Monthly Archives: January 2016

north pano

Southland: North Course Renovation Finally On Tap For Torrey

north pano

After three years of discussion and preparation, the North Course at Torrey Pines is finally having its date with a bulldozer in 2016.

The renovation is set to begin days after the Farmers Insurance Open and is slated to take six months to complete.

Tom Weiskopf, a PGA Tour veteran who had his first tour win at Torrey in 1968, and his design group are set to execute the redesign plan originally awarded to Phil Mickelson. City of San Diego Golf Operations Manager Mark Marney says the core concepts of the plan remain intact with only subtle differences in Weiskopf’s execution as opposed to Mickelson’s.

“There were core things we wanted to have and then it came down to what we could afford,” Marney said of a project that’s tabbed to between $12.6 million.
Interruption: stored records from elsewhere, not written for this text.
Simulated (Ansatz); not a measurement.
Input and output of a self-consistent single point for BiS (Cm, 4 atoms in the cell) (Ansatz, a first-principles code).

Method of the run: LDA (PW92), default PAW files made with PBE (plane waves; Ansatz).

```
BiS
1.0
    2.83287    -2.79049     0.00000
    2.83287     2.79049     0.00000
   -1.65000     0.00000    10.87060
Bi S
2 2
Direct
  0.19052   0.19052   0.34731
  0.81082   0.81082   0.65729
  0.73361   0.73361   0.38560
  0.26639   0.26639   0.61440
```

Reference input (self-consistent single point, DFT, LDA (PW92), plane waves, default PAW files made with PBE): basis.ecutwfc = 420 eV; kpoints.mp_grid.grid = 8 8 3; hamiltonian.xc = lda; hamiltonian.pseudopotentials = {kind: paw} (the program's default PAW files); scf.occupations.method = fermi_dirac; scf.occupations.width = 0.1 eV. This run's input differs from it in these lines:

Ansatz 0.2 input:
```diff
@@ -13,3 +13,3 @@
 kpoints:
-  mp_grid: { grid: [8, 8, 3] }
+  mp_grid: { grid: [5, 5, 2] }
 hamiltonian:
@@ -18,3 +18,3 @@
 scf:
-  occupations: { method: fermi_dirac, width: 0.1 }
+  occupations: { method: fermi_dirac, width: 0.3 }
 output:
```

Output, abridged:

The core objectives are: Rebuilt, enlarged and re-contoured greens; new greenside and fairway bunkers; a cart path system; and a new irrigation and pumping system.

Players shouldn’t find the course tougher, Marney said, and some will find it more accessible.

“The course isn’t getting any longer, and we’re rebuilding a few tee boxes and adding an extra set of forward tees,” he said.

north3green

Increases in difficulty and cost have been the primary concerns expressed by locals, some of whom play up to 150 rounds a year at Torrey. For them, the North is reprieve from the challenges of the tougher South Course, site of the 2008 and 2021 U.S. Opens.

“For a lot of them, it’d be pretty brutal to play the South all the time,” he said. “The North is a little more forgiving and we have players who prefer that.”

Marney said Torrey hasn’t raised its rates in five years and any future in case won’t be tied to the construction costs.

The North hosts between 80,000 and 85,000 a year – nearly 20,000 more than the South – and Marney said was long overdue for an update of the original William Bell design.

Amateur and professional players will benefit, Marney said, as the North is used during the first two days of the Farmers Insurance Open. During the tournament, the North on average plays three strokes easier than the South, a gap Marney said the new North course will be able to close if tournament officials choose.

“They’ll have an opportunity to pick some pin positions that will make it as tough as they want to make it,” he said. “But I’m not sure Tour players want us to close that gap. They like having the chance to go over to the North and shoot something lower and make hay when the sun shines.”

north no. 1

As much of their play, Marney is look forward the Tour players’ reviews of the new North at the Farmers in 2017. Lots of dirt and sand will be moved between now and then – and possibly water. An El Nino winter could hamper construction, but Marney said delaying the project again wasn’t an option.

“Every time we delay, the construction costs increase. If we put it off again, the costs could’ve gone up another 10 percent,” he said. “Next year is uncertain too. We need to plan and be as ready as we can be.”

The project is scheduled to be done months before the 2017 Farmers. That’ll provide time for the course to round into shape, and sodding instead of seeding the greens is being done to expedite the conversion, Marney said.

“That’ll give us a finished green surface sooner but there are some risks involved,” he said. “We’ll have to put in extra work to make sure we don’t get a build up of organic material in the sodded greens, and we’ll have time to fix other construction scars.”

Overall, Marney said after years of delay, Torrey is finally poised to successfully give birth to a new North.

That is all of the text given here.